We educate the students on the actual threat level, which is higher than most people realize, and have them understand that personal security is their own responsibility. Police in this country are only allowed to arrest people for what they have done, not what they may do. Thus, the police will not be involved until after the incident. During the incident, you’re on your own.

eJournal: How much of your preparation focuses on shooting skill versus mental preparation?

Givens: That varies according to class type. In our eight hour Tennessee handgun permit course, for instance, one full hour is devoted strictly to developing awareness and cultivating a defensive mindset. In higher level classes, mental preparation is developed through the use of appropriate anecdotes during range training, the use of graphic targets with realistic images of armed human beings as attackers, with man vs. man competition, as well as video clips and discussion of real shooting incidents. The goal is to produce a skilled, confident and self-assured shooter, who is aware of his environment, and is committed to taking action in defense of self or loved ones.

eJournal: In light of that, how can students better prepare to recognize and react to danger?

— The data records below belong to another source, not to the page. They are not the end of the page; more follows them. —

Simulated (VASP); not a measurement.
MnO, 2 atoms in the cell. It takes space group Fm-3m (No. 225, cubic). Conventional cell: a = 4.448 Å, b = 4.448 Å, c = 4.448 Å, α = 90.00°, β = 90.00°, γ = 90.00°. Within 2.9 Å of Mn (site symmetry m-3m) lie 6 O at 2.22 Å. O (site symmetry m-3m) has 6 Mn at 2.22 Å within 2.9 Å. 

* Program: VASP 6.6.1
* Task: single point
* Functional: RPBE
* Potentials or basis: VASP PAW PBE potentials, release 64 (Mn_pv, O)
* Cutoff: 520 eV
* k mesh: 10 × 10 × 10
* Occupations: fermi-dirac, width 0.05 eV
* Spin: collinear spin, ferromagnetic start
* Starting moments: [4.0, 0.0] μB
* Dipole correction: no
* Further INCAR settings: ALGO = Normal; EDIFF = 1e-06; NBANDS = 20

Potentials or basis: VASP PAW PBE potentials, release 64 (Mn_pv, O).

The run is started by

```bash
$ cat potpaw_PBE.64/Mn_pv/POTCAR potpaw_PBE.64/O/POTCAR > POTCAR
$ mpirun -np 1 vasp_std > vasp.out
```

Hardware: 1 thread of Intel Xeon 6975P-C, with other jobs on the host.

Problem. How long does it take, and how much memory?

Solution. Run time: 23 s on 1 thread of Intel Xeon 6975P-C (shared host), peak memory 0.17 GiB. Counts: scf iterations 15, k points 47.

Givens: First, stop projecting your decent, civilized, normal values and judgments onto other people whom you do not know.

Recognize that there are feral humans, who prey upon others. If it looks like a thug, dresses like a thug, walks like a thug, and acts like a thug, consider that it just might BE a thug, and start formulating a plan. That plan may involve avoidance or escape, or if that is not feasible, a more aggressive response, but any of those options will be a lot easier to pull off if you are already thinking about it when a thug begins an assault.

The most important thing is to put your damn cell phone away and stop texting in public. Get your head up, open your eyes and move them around! After being in law enforcement for only a very short time, I lost count of the victims who told me, “Jeez, it all happened so fast! He materialized out of nowhere! I never saw him.”

eJournal: Back to shooting skills: Do you teach specific shooting skills for specific situations?

Givens: We try to keep things as simple as possible. If we can prune the decision-making tree down to as few branches as possible, we have a better chance of making a valid decision in the time frame available in a violent incident.

A few examples:
At two arm’s lengths or less, shoot from retention. For ALL other distances, get the gun to eye level and visually index it, in two hands if possible, in one if necessary. Simple!

If a flashlight is needed, we generally use the Neck Index Technique or some variation.

Timing is critical. If we are presented with a smaller or more distant target, we must learn to slow down and refine the sight alignment and trigger control (mostly trigger!).